Howden Re’s key themes of earnings in 2024:
- Reserving volatility
- Widening loss-gaps
- Importance of disciplined underwriting as pricing stabilizes
- Capital recovery driven by earnings and investment gains as strong ILS issuance
At 1.1.25, renewal volumes increased but were still lower than previous 1.1.24 renewals with the nature changing as well.
“It is now clear that pricing is no longer that tail wind that it was, carriers are achieving growth through increased exposure, although exposure remains low compared to long term averages,” To said.
This trend varies significantly by line of business, for example, it is evident that premium growth now outstrips pricing in liability lines.
During the year, insurer and reinsurer calls were filled with observations around higher catastrophe loss expectations around severe connective storms, wildfires, and so-called secondary perils which increasingly look like primary perils. These secondary perils have been driving the catastrophe loss experience over the past 5 years. In fact, they’ve contributed over100bn in losses for the past five years in a row.
“The 2024 underwriting performance outstrips the average of 2019-2023,” said Flandro. “In general, for everybody, combined ratios improved by about 3.6 percentage points.”
The data shows that tactical, intelligent reinsurance buying remains key to performance and this is true across a range of carriers.
Looking ahead through 2025, Flandro warns that the California wildfire losses will exacerbate secondary peril losses.
“The loss-gap has been a massive topic of conversation over the last six months, especially with the LA wildfires,” said Flandro. “This could end up being a 60-90bn loss gap for the LA wildfires alone. It’s an increasing trend worldwide where policyholders and cedents have difficulty obtaining coverage.”
However, the big elephant in the room is reserve development, particularly liability reserves. Flandro, To, and the team have broken down “good vs ugly” in the report, highlighting reserve development. Liability reserves are developing deficiently while workers comp, short-tail, specialty and more balance it out. The question now is how long it will continue.
In total, To explains that the impact on carrier book values is positive.

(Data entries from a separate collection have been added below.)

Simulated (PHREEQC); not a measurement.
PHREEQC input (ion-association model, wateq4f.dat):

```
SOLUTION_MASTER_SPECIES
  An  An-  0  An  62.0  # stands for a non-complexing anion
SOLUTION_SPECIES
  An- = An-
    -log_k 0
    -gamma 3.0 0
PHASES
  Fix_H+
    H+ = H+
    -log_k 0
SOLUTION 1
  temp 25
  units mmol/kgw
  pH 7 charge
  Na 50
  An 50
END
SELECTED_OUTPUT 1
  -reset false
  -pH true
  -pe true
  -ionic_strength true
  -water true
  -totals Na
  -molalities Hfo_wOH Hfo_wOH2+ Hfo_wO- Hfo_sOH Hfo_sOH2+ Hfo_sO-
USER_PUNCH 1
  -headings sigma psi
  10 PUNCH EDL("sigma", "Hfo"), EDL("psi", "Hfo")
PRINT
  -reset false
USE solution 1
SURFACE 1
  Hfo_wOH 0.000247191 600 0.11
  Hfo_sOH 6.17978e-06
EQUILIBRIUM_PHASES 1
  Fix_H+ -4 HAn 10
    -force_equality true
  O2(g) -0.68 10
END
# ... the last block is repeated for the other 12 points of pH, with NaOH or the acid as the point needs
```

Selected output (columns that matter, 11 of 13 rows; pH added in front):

“Underwriting results and investment returns are significant in 2024, leading to capital growth even after strong dividend growth and share buy-backs,” said To. “This newly robust position is helping to facilitate greater capacity levels on programs. “
Since 2022, Flandro and To said they’ve seen the greatest value of economic creation since 2007, leading to a great time to be underwriting. While the trend is beginning to shift a little, it’s still very positive for almost all classes of business in long-term historical terms.
“Top-line growth must come through exposure, not just price,” said Flandro. “It requires innovation, it’s an underwriters' market but there’s still plenty of economic value to be created.”